Teaching Programming Languages by Experimental and Adversarial Thinking

Presented on May 11, 2017
Presenter: Kyle

Preview

Kyle will be ‘lead[ing] the charge on this noble expedition’ about teaching PL. He will be presenting “Teaching Programming Languages by Experimental and Adversarial Thinking,” from SNAPL 2017.

Summary

The basic idea is to use adversarial thinking in order to find implementation differences between interpreters of a mystery language. The mystery language is intentionally poorly-defined, and given an ambiguous English-based specification. The different interpreters each use different possible implementations of the same vague English specification. For example, two different interpreters may take different approaches to an array access at a negative value (array[-1]), where one might throw an exception, and another may access elements of the righthand side of the array. Given these interpreters (but not their source code), students must experimentally find programs which illustrate different behavior on the interpreters. Students then must write an English description of their hypothesis of how the different interpreters work (e.g., “interpreter A gives an error on negative array access, and interpreter B accesses off the righthand side of the array”). Based on the results, students were generally able to derive programs showing different behavior, though it wasn’t until about halfway through the class where the student hypotheses were generally on the mark.

Advantages

According to the authors, this approach has the following advantages:

  1. This mimics how people generally learn programming languages, which includes lots of experimentation. This is intended to improve this sort of skillset so students can more easily grasp new languages in the wild.
  2. Not all assignments need to take this approach; it can be done with all assignments or as few as one assignment.
  3. There is not an expensive “buy-in”; students don’t need lots of time to get up to speed (in contrast to, say, students needing to learn Scala in CS162 before they can realistically do anything else)

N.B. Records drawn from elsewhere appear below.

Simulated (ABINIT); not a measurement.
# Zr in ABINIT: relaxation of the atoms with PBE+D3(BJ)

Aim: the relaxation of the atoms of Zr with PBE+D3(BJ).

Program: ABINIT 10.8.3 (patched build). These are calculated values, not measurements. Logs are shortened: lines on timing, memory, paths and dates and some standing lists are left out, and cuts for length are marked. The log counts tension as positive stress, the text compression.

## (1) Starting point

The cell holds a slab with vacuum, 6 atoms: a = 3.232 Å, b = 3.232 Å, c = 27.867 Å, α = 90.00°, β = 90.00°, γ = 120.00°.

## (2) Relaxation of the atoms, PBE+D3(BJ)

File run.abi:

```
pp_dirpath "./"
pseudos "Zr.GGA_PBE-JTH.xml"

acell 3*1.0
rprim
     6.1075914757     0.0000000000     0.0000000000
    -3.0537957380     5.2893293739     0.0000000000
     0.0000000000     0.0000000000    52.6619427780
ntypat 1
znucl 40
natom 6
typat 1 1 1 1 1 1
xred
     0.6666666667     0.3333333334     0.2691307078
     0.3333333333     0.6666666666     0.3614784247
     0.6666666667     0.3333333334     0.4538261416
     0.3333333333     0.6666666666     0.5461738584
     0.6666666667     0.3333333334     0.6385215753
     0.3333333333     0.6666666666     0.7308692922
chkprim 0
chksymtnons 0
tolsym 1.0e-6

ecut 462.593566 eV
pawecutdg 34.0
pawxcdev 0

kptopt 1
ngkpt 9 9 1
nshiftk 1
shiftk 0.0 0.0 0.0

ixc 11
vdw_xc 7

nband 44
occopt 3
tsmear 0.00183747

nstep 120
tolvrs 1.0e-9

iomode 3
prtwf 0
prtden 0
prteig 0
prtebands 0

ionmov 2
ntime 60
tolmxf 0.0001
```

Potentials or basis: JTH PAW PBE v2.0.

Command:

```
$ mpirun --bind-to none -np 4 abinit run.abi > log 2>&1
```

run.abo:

Students generally had a positive reaction, and nearly all claimed that this improved their toolbox of skills to learn new languages.

Disadvantages

  1. Even for one assignment, this requires an incredible amount of work. This demands a parser, multiple interpreters, and associated grading infrasturcture for each assignment. The authors did this for 56 languages, and I honestly don’t know how all this can be maintained without lots of extra help (which they had).
  2. The authors didn’t actually demonstrate that this actually helps anything; students self-report positively, but it isn’t clear if this builds up usable skills (more on this later)
  3. Without some sort of auxilliary assessment (e.g., exams), students do not have strong motivation to learn proper terminology and theory. For example, students need to derive hypotheses about scoping without really knowing what scoping is. Students are never required to actually learn what scoping is (heaven forbid if their hypotheses are wrong), nor do they need to learn proper terminology, without an auxilliary assessment.

Discussion

Several points came up during the discussion.

  1. The authors emphasise an approach of teaching languages as if they were natural objects, which we collectively received with a negative opinion. This seems to deny you tons of information. It feels like there should be some halfway point.
  2. The authors fundamentally assume that people learn languages in a relatively experimental fashion. Everyone agreed with this except for Kyle, who prefers deep dives into documentation. The end result for Kyle (and only Kyle) is that these assignments felt painful, though everyone else thought they were fun. Kyle did not feel like he was learning anything or gaining any usable skills; it felt like being given arithmetic problems to solve. Kyle proclaimed he’d rather write a fuzzer and have it automatically discover differences, as opposed to exploring somewhat randomly by hand.
  3. While this seems like a good approach for building up practical skills, it is heavily focused on pragmatics. It is difficult to teach any real theory without additional assessments in this style.
  4. The assignments used for the class did not go very deep into any topics. The most complex assignment was based on simple classes. To me (Kyle), it is not clear how this would work for features which students did not already have at least some understanding of. Without some understanding, there is no way to know what kinds of programs are interesting or not. Indeed, most of the challenge with solving these assignments was figuring out which programs are interesting (to which Kyle proclaimed he’d rather read up on background and then surgically write tests).
  5. Overall, these assignments are laser-focused on open exploration.